The Pentagon's decision to cancel the Navy's A-12 Stealth program could cost 1,200 workers their jobs at the
Westinghouse Electronic Systems Group in Linthicum.
Richard A. Linder, president of the Electronic Systems Group, sent a letter to employees yesterday saying the prime contractors on the project have ordered Westinghouse to stop work on radar and infared systems for the A-12 attack plane.
"We are currently assessing the impact on the Electronic Systems Group of the stop-work order," Linder said. "If this stop-work order is converted to a contract termination, initial data indicate that as many as 1,200 jobs may have to be eliminated. Every possibility that could minimize a work-force reduction is being considered."
It could not be learned immediately when the project's prime contractors would give the termination notice to Westinghouse.
Westinghouse spokesman Jack Martin said the company does not yet know what kinds of jobs might be eliminated. He said Westinghouse is looking to move workers into other areas at the plant.
With about 16,000 workers in Maryland, Westinghouse is the state's largest private employer. In recent years, the company has avoided layoffs by scaling back its work force through
attrition. The last layoffs were in 1985 when 500 workers lost their jobs, Martin said.
"We're all disappointed because the cancellation of the A-12 program was not expected," Martin said.
Defense Secretary Richard Cheney announced Monday that the Defense Department was canceling its $57 billion contract with General Dynamics Corp. and McDonnell Douglas Corp. for the aircraft because its builders had so badly mismanaged the program that they could never meet the government's contract terms. The program employs 10,000 workers in 42 states.

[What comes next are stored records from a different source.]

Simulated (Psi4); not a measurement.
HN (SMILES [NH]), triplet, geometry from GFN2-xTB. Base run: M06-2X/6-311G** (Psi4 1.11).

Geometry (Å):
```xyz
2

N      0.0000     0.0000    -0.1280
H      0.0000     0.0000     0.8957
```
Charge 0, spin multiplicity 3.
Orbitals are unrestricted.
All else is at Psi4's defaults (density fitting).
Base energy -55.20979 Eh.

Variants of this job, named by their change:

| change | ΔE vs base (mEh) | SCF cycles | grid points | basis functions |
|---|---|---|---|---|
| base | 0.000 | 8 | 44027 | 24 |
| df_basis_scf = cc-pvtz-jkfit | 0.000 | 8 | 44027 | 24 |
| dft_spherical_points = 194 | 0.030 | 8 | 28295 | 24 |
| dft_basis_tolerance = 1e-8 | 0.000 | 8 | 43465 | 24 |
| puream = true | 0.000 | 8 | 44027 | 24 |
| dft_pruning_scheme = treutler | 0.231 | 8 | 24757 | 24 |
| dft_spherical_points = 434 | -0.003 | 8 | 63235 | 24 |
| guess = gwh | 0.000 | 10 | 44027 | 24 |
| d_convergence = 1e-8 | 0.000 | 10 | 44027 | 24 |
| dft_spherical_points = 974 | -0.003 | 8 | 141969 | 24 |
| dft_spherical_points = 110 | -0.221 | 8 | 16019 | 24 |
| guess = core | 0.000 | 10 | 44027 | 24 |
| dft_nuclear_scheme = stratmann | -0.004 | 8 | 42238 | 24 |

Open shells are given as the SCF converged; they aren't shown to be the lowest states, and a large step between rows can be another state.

McDonnell Douglas and General Dynamics, both of which denied they had defaulted on their contracts, said they would begin immediately laying off as many as 9,000 workers on the project, mostly at their plants in St. Louis; Fort Worth, Texas; and Tulsa, Okla. The companies had worked for three years developing the A-12.
Another Maryland company will be adversely affected by the decision to cancel the contract. The Amecom division of Litton Systems Inc. in College Park had been selected to develop and (( test electronic equipment that would have been used on the A-12 to identify electronic signals in the air and on the ground.
John George, manager of public relations at the plant, said it is too early for Amecom to know the impact the cancellation will have on its 1,000-person work force. Saying that much of the A-12 program is classified, he would not reveal the number of workers involved in the project or the contract's exact value. He would say only that the contract was "a multimillion-dollar" endeavor.
Ironically, the threat of war might send the sophisticated aircraft project to its death without a fight. Congress could put the program back into the defense budget, but now lawmakers' attention is focused on Operation Desert Shield.
Rep. Helen Delich Bentley, R-2nd, said Congress is so involved in debating the Middle East crisis that leaders have had little time to lobby for the revival of the project.
A spokesman for Thomas McMillen, D-4th, said the congressman met yesterday in Washington with officials from Westinghouse, whose main plant is in McMillen's district.
After the officials briefed McMillen on Linder's letter, the spokesman said, McMillen told them he hopes the Navy will be able to find a use for the radar system in another aircraft.
"Westinghouse has a very good system that it provided the U.S. Navy for the A-12 and has hopefully developed a successful technology," the spokesman said. "You have at least a piece of the program that works, and we hope that it would be integrated in whatever system the Navy chooses to pursue."